Showing posts with label electron. Show all posts
Showing posts with label electron. Show all posts

Tuesday, 22 September 2009

Ringpiece!

A cheap joke for a rather interesting story. Wired.com has a piece about the rings of Saturn (see what I did there...), in that the 30-foot thick bands of rock and ice that girdle the planet are not entirely uniform.

In a nutshell, every fifteen years or so Saturn reaches its equinox, which results in some very different light angles, reflections and suchlike, and the latest one has allowed folks in Colorado to study the rings in some detail. In so doing, they've found some areas to be thicker than others, caused by the gravitational pull exerted by Saturn's moons. Pretty cool stuff.

From one ring to another: Ever wondered what makes gold and copper so different to the other shiny metals? Why one is yellow, another orange? As it turns out it's all to do with electrons; yes, that old chestnut again. See for yourself: these folks explain it all far better than I ever could.

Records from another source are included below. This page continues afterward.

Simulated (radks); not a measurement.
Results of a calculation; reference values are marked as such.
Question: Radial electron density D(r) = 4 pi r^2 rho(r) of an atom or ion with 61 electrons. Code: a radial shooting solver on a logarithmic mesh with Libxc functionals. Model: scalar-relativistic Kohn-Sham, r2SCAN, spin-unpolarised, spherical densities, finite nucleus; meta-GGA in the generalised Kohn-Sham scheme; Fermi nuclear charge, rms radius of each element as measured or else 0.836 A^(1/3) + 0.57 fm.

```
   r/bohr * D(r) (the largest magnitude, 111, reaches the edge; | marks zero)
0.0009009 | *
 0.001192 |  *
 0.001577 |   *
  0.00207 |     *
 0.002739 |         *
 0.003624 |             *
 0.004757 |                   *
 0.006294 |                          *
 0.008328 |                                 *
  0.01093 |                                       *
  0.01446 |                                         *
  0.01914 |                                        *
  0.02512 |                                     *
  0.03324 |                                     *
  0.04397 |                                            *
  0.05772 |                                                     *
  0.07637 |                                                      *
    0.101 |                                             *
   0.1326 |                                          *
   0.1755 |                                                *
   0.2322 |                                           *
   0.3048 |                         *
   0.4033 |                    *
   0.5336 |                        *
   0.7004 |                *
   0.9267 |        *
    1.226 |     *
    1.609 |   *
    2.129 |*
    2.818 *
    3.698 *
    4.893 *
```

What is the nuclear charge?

Of course, ever since people began rummaging in the dirt we've always had a fascination for a bit of bling. I suppose with gold being so unusual a metal it became more than an object of fascination, it became currency. Copper, too, would once upon a time have been a prized material: copper ingots were used for trading a heck of a lot, as was lead of course. And yet, my Grandmother remembers when Aluminium was considered rare and precious: we now know it's probably the most abundant metal in the earth's crust. I reckon that's a result of all the takeaways we eat.

I thank you ladies and gentlemen, I'm here all week.

Friday, 18 September 2009

Isn't technology wonderful?

I saw this story on Reddit of all places, as you do, and was immediately fascinated: someone claims to have imaged the s- and p-electron orbitals in a single carbon atom. Then I saw the comments below the story: shurely shome mishtake seemed to be the order of the day: why are they not sp- hybrids? Anyway, the paper has only just been accepted by Physical Review B so it may be a while before we see the details. However, sp- or no sp-, it still seems incredibly exciting. We shall see.

Also, I see that the folks at the European Space Agency have basically given NASA a resounding "meh" following the latest Hubble images (see previous posts), and gone and released some of the images their own Planck telescope has started to capture.

Lest we forget, Planck is the coldest object in the sky, chilled to -273 deg C (can't do the ascii), designed to answer some of the most complicated questions posed by astronomers. One idea is that a model of the initial expansion of the universe may be accurately determined. So, from the very small to the very large; how splendid. Have a good weekend!

Wednesday, 5 August 2009

Even more interesting than usual

Ah yes, the humble electron; where would we be without it? Well, we wouldn't exist, for one thing.

For over a century the electron was thought to be indivisible - a single particle, incapable of being broken apart. However people used to think of the atom in the same way, until some bright Kiwi threw a bunch of radioactive particles at a bit of metal. Now we have protons, neutrons, bosons, quarks and of course, the electron. And you couldn't get smaller than an electron, could you? Why on earth folks thought this to be the case when ever smaller nuclear particles have been found (by smashing stuff up in a massive tube) is anyone's guess.

So, a few folks have published some work in Science detailing their experiments to split the electron, and it appears to have worked. Not by smashing things up in a massive tube, however. They actually crammed a whole mass of electrons into a very tiny tube, and electrons being electrons, they found each other so abominally repellent that they burst apart, a bit like a Daily Mail reader confronted with an Azerbaijani immigrant. And from this catastrophic fission the Spinon and Holon were released and identified. Pretty cool, huh?

So we've come a long way since the electron was first identified (did you know people used to refer to them as "corpuscles"? Poor, misguided fools, even if they were fellows at Trinity College). But there are still a whole lot of elementary particles and properties still to be identified and analysed. Fermilab still haven't found the Higgs, CERN is about to power up the LHC again, and Gordon Brown is going to eat his own head. Probably.